It’s dusk at Calvary, and Jesus, covered in red sores, gazes down from his cross upon the figure of a bearded monk. Atop the crucifix, in the same place where traditional Christian paintings display the Latin shorthand for “Jesus of Nazareth, king of the Jews,” the artist, William Hart McNichols, has inserted another message: “AIDS leper, drug user, homosexual.”

In the wake of the recent controversy sparked by a milk chocolate sculpture of Jesus that was to be shown at a New York gallery during Holy Week, and another statue in Chicago portraying Christ as Senator Obama of Illinois with a toothy grin and neon halo, a new book featuring Mr. McNichols’s “St. Francis ‘Neath the Bitter Tree” and a related exhibit beginning this weekend in New Mexico are set to escalate the national debate over religious imagery even further. Both projects will showcase images of Jesus so challenging that several of the 18 artists involved have been the targets of hate mail, violence, and death threats.
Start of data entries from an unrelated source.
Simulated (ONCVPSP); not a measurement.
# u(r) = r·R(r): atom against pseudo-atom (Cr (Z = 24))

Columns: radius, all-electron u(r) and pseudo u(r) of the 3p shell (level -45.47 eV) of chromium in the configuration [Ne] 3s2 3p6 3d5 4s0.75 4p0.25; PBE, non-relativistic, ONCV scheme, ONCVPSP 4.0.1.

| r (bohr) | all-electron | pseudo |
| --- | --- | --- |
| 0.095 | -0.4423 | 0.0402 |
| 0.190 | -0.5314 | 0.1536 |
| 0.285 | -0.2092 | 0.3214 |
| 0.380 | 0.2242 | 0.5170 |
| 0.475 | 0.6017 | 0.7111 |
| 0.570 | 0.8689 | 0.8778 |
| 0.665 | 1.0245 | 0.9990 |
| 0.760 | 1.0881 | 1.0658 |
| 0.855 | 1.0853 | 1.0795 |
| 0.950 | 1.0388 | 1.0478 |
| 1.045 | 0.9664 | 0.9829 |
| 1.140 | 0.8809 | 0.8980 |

“Who Do You Say That I Am? Visions of Christ, Gender, and Justice” opens Friday at the JHS Gallery in Taos, N.M., and will serve as the launch for the book “Art That Dares: Gay Jesus, Woman Christ, and More” (AndroGyne Press, $38.95).

Although the book’s author, Kittredge Cherry, acknowledged that religious people may view some of the pieces in it as blasphemous, she said her own view is that the art “respects the teachings of Jesus and frees the minds of viewers.”

“I did not include artists whose aim is to destroy faith or attack the church,” Ms. Cherry, an art historian and former minister for the Metropolitan Community Churches, told The New York Sun. “The images in the book are shockingly new, but all the artists created their images with the intention of coming closer to truth and love as expressed by Christ.”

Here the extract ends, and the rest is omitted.